Sunday, June 4, 2006

Culinary Artistry

A flight from Boston to San-Francisco needs a good book – Angels and Demons or Harry Potter type page turner to numb my mind with cliff hanging excitement and help me get through 6 hours of sitting. But this time, I didn’t plan far enough in advance and wasn’t prepared with the properly addictive novel. Desperate to grab something that had a cover and enough pages to keep me occupied, I stuffed Culinary Artistry into my backpack before running out the door at 4:30am to catch my flight.

Culinary Artistry by Andrew Dornenburg and Karen Page is the book our chef at CIA recommended as a reference for combining ingredients. While most people buy this book for lists of ingredients that go well together, its true heart is the philosophical discussion on cooking. Is cooking a trade, a craft, or an art? That’s the question the authors are trying to answer by interviewing today’s leading chefs. Their premise is that food is a physical experience that has an ability to move us emotionally. Isn’t that what art is?

Of all the art forms, food is most similar to music. Before the recording technology was invented, music was a fleeting art form. It couldn’t be captured like a painting or sculpture. It required a composer to come up with the score, a performer to play it and an audience to appreciate it. One of the reasons we have stronger reactions to food and music is that we are a captive audience. If we don’t like a painting in a museum, we can move on, but if we are in the middle of a bad concert or dinner, leaving is a little tricky. Whether we like to or not, we are forced to go through the whole experience. If you ask a random person whether they prefer Picasso to Miro, they might not even have an opinion. But few people won’t be able to tell you what kind of music they like or what their favorite flavor of ice-cream is.

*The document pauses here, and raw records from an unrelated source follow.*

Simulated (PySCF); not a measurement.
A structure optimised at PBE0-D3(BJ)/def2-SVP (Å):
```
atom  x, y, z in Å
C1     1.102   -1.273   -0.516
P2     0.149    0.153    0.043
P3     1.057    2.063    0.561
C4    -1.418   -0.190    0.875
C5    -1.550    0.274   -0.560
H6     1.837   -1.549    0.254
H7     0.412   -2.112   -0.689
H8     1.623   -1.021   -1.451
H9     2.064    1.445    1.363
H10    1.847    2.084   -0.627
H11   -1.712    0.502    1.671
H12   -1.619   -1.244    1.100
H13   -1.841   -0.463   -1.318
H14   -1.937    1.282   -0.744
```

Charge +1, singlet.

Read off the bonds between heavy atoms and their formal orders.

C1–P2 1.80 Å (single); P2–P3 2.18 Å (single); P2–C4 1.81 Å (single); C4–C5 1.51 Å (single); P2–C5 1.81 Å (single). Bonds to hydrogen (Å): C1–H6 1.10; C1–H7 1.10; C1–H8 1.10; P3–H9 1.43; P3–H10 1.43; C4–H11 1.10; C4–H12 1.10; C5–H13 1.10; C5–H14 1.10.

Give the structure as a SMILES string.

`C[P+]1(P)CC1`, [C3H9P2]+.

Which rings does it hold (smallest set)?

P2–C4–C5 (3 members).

Remember the scene from “When Harry met Sally” when Jess says “Restaurants are for people in the 80’s are what theater used to be for people in the 60’s.” As mass market turned to restaurants for entertainment in the last 20 years, the restaurants jumped at the opportunity to meet this demand. But this restaurant craze is as much about the food as going to the symphony is about the music. Let’s be honest -- for 98% of the people it’s about dressing up, people watching, sitting in a pleasant atmosphere, and feeling pampered. We’d like to think that restaurants these days are so much better than they were 20 years ago. The food has definitely gotten taller, ingredients got more exotic, plates acquired interesting shapes, open kitchens became the new stage, and bathrooms got so artistic that no one knows how to flush the toilet anymore. But did the food actually get better?

I don’t believe most people can tell how often they are eating mediocrity in pretty wrapper. I don’t say it with rebuke, but with sympathy. How many people do you think notice that adagio of Beethoven’s 9th symphony was a tad rushed? Most people in the symphony hall probably weren’t even thinking about the adagio that was unfolding in front of them. They were making shopping lists in their head or thinking about that annoying co-worker. It’s really quite understandable. The difference between an ordinary performance and a great performance is ridiculously subtle. It takes years of listening to appreciate. Not surprisingly, the people who play an instrument themselves (even as amateurs) have a higher sensitivity to other people’s performance.

Reading Culinary Artistry felt like discussing these topics over tea with Daniel Boulud, Joyce Goldstein, Alice Waters, and other great chefs. The usual questions came back to me. What am I trying to do with food? Why am I doing it? I never expected that the answer will come to me in midair between Boston and San Francisco. I always thought it would happen in the kitchen with the sweet smell of caramelizing onions or a whisper of a gently simmering soup. But instead it happened on a United flight 6307. Life is funny that way.

I view cooking as a performing art. Glen Gould and Vladimir Horowitz, did not compose what they performed, but if they were not artists, who is? Cooking, like music performance, is both a craft and an art. It is a craft because it takes great physical skill and dexterity – what we call a technique. And it is an art because it takes soul. True culinary art lies not in invention of new ingredient combinations or cooking methods, but in interpreting those ingredients. Our job is to wake up that captive audience, to move them, and to make them see an ingredient or music in a whole new light. The goal is not to shock them. The goal is to help them understand.

Food media (from food network to food blogs) has done so much to generate excitement and interest in the world of food. I’ve been trying to find my place in this world of beautiful photographs and finger-licking stories for some time. It just didn’t seem to fit. Visual esthetics is not what inspires me about food and I can only produce a decent story once in a blue moon. What suits me more is teaching people how to cook. I didn’t invent roasted bluefish with crispy potatoes or seared striped bass. But it’s in those moments when I see the look on my students faces and they say “So this is what bluefish should really taste like!” that I know what I am doing with food.

5 comments:

Anonymous said...

A truly compelling review, Helen! I'd never heard of this book but it's now on my wishlist thanks to you!

Helen said...

Hi Ivonne,

I couldn't believe this book has been out since 1996 (when I was still a freshman in college eating ramen noodles). It's the most thought provoking food writing I've ever read and I am surprised I've never seen in mentioned in the last 10 years.

Cheers,
-Helen

Anonymous said...

I am on my way to the book store now. I'm beginning to suspect I maybe in for a surprise when I visit your site. Thanks so much!

Anonymous said...

I enjoyed reading your thoughts and book review. I made note of the title of the book and will seek it out. Thanks.

Chef Jim said...

Just found your blog as it was reccomended to me for your Salt article, very well done by the way. I've always been a believer that cooking is akin to art, thus I named my Personal Chef Business:
TRAVELING CULINARY ARTIST! Great review of the book!